CWE, you certainly have a right to an opinion, but what makes it qualified?
"worked in the industry for over 50 years"
"owned several of my own companies"
"worked in government in a regulatory position"
Perhaps your best before date is past?
Which airlines did you work for? Types flown?
Which companies did you own?
What was your position with the regulator? What did you accomplish?
Ships' Captains had to be the worst example to support your argument...
I have a friend who's a coastal pilot in Vancouver and makes more than a 777 Captain at any NA airline taking everything from cruise ships to freighters out of the coastal waterway. He pays taxes in Canada though, cruise/shipping line Captains won't pay tax.... You don't have to believe me though...
https://www.thenational.ae/business/cru ... s-1.393000
Cruise-line companies might be in dire financial straits but their captains are enjoying life on the ocean wave.
The average salary for a cruise-liner captain jumped 22.8 per cent last year to US$153,379, (Dh563,435) with wage rates for master mariners aboard less glamorous bulk carriers and container ships receiving a 16 per cent boost to $110,981.
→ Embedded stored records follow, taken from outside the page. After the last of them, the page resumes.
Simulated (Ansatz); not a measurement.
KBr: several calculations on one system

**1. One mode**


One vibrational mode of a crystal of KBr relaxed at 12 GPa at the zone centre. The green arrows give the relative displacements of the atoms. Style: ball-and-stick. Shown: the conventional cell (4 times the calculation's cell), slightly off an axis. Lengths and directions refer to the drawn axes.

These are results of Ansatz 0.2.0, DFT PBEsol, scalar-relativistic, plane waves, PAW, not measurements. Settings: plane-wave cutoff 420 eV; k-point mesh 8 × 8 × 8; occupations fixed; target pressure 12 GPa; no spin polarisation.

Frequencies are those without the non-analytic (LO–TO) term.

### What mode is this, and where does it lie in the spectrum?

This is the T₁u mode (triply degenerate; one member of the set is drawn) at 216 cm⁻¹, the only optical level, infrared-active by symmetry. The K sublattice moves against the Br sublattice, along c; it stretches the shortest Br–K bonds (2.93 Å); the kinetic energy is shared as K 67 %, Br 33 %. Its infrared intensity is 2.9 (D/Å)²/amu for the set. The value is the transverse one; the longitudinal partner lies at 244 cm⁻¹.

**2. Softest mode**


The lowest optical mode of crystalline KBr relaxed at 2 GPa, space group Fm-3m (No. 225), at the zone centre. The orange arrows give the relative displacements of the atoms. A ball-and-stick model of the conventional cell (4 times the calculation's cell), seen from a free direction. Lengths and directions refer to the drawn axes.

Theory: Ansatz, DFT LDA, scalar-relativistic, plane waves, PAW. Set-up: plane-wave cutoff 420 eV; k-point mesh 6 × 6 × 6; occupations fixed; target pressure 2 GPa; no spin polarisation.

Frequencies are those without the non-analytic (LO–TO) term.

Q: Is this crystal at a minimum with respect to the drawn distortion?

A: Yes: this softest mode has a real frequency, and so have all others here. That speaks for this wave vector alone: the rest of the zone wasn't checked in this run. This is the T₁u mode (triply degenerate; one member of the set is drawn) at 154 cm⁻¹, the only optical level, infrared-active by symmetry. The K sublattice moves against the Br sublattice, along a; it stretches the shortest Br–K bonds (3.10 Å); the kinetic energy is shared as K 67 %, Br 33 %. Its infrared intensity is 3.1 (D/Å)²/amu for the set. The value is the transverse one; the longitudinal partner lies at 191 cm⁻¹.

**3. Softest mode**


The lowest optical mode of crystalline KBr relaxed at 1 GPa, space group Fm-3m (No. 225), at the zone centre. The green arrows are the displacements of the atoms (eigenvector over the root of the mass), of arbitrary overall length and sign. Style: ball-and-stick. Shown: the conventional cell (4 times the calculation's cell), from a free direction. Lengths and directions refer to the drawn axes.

Cruise-liner captains receive substantially more than the average airline pilot's annual salary in the UAE, which is currently $122,647.
Chief officers aboard cargo ships did even better than their captains in terms of pay rises, logging a 27.5 per cent increase to $82,737 a year.
"Even though the shipping industry is being buffeted by poor vessel earnings, rising costs and ever more stringent regulations, salaries continue to rise," said Mark Charman, the chief executive of the Faststream Recruitment Group, a specialist maritime recruiter based in the United Kingdom that provided the salary survey data.
"The sector suffers from a skill shortage and the pool of highly qualified people continues to shrink. This is both the legacy of a lack of training in the 1980s during the previous downturn and the often perceived low status of jobs in the shipping industry. Companies recognise that good people are not necessarily readily available and need to be retained and properly incentivised."
The survey, carried out last year, was based on the responses of 4,000 shipping professionals working in all the main shipping centres as well as seafaring officers worldwide. It showed the most pressing skills shortage was among second engineers with five years experience.
"It is those candidates in particular who are receiving the top salaries," the survey's authors said.
In other maritime sectors, the survey shows captains working in the offshore industry are also earning a healthy $128,247 on average, although their increase was a more modest 7 per cent last year.
Salaries for ocean-goers, however, do not compare to the specialist rates earned by some inshore marine pilots. On the Panama Canal, senior pilots can make up to $450,000 per year, including overtime, or working "voluntary shifts" above the normal schedule of five weeks on/three weeks off.
San Francisco Bay and the lower Mississippi River are other examples of heavily trafficked waterways where small pilot groups enjoy a statutory monopoly on all work. Last year, members of the San Francisco Bar Pilots reportedly received an average net income of $451,336.
Because maritime pilots have advanced to the top of the maritime profession and are responsible for the most dangerous part of a voyage, they are generally well compensated.
The Florida Alliance of Maritime Organizations reported that Florida pilots salaries range from US$100,000 to US$400,000 annually. This was similar to other US states with large ports. Columbia River bar pilots earn about US$180,000 per year. A 2008 review of pilot salary in the United States showed that pay ranged from about US$250,000 to over US$500,000 per year.